An employee ID capable of spying on you

NSA meets Dunder Mifflin. Will executive staff need to wear them, too?

An employee ID capable of spying on you

The employee badge you're wearing could be spying on you.

CNN reports that Hitachi, a Japan-based electronics manufacturer, is selling an Orwellian device with that capability to corporations looking to improve workplace efficiency.

The 33-ounce Hitachi Business Microscope looks like a typical employee ID. But embedded in each badge are "infrared sensors, an accelerometer, a microphone sensor and a wireless communication device" capable of tracking "who talks to whom, how often, where and how energetically."

According to Hitachi, the badge records, among other things, "the distance between people talking face-to face" and "an individual's activity level (active or nonactive), which is determined on the basis of subtle movements detected (such as talking, nodding and silence)."

In other words, it tracks your every move.

"Imagine being followed around the office or the factory all day by the snoopiest boss in the world," Bob Greene wrote on CNN.com. "Even into the restroom."

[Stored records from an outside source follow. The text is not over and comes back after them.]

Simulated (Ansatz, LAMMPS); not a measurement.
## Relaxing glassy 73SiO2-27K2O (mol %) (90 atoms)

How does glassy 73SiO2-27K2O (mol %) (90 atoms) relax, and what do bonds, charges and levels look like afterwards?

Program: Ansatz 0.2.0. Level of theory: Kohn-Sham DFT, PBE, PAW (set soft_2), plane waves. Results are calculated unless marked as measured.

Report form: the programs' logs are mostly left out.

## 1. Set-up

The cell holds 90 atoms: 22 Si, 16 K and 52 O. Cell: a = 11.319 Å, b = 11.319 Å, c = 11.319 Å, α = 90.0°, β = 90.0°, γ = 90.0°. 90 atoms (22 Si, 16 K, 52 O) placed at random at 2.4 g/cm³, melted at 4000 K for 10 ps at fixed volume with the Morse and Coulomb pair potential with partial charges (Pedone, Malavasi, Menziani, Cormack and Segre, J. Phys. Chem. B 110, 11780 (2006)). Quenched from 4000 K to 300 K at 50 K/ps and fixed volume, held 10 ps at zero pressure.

Take an extra long bathroom break? Your boss knows.

Spend too much time talking sports with Steve in accounting? Your boss knows.

Not energetic enough in strategy meetings? Yep, your boss knows that, too.

Before leaving the office, employees are instructed to place the badge in a cradle, which recharges the battery, downloads the data and sends it to Hitachi's data center.

By analyzing the "enormous amount of data collected with the Business Microscope," Hitachi boasts, company brass will be able "to propose methods to improve organizational communication and quantitatively evaluate efficacy."

If it sounds like the NSA meets Dunder Mifflin Paper Company, the fictional workplace in the TV show "The Office," that's because it is.

The Business Microscope was first developed in 2007. In 2012, Hitachi rolled out improved analytics technology to help companies "sensibly visualize inner-company communication."

It's unclear how many of the devices Hitachi has sold or how many companies are currently using them. A representative for Hitachi did not immediately return a request for comment.

But the push to monitor employees' movements at work has been gathering steam.

Wearable tech like smart watches and Google Glass are allowing companies to gather "subtle data" about their employees — and drawing the ire of privacy advocates.

"It's true that employers are paying for your time when you're on the clock, but micro-monitoring is not a good way to ensure maximum productivity," John Hayward wrote on Breitbart.com. "It's far better to create an environment in which employees have incentives to perform. Supervision is not the same thing as surveillance."

"I'm curious," Eric Hopp wrote on DailyKos.com. "If corporations start forcing their employees to wear these Hitachi Business Microscope, will the CEOs and top corporate leaders also be required to wear these devices? And who will be listening?"

"Before companies ask employees and customers to strap gadgets to their heads, chests or wrists, they should let the users know exactly what’s being tracked and analyzed," Greg Beaubien wrote on PRSA.org. "Pushing wearable gadgets to increase efficiency or productivity will likely backfire and hurt morale."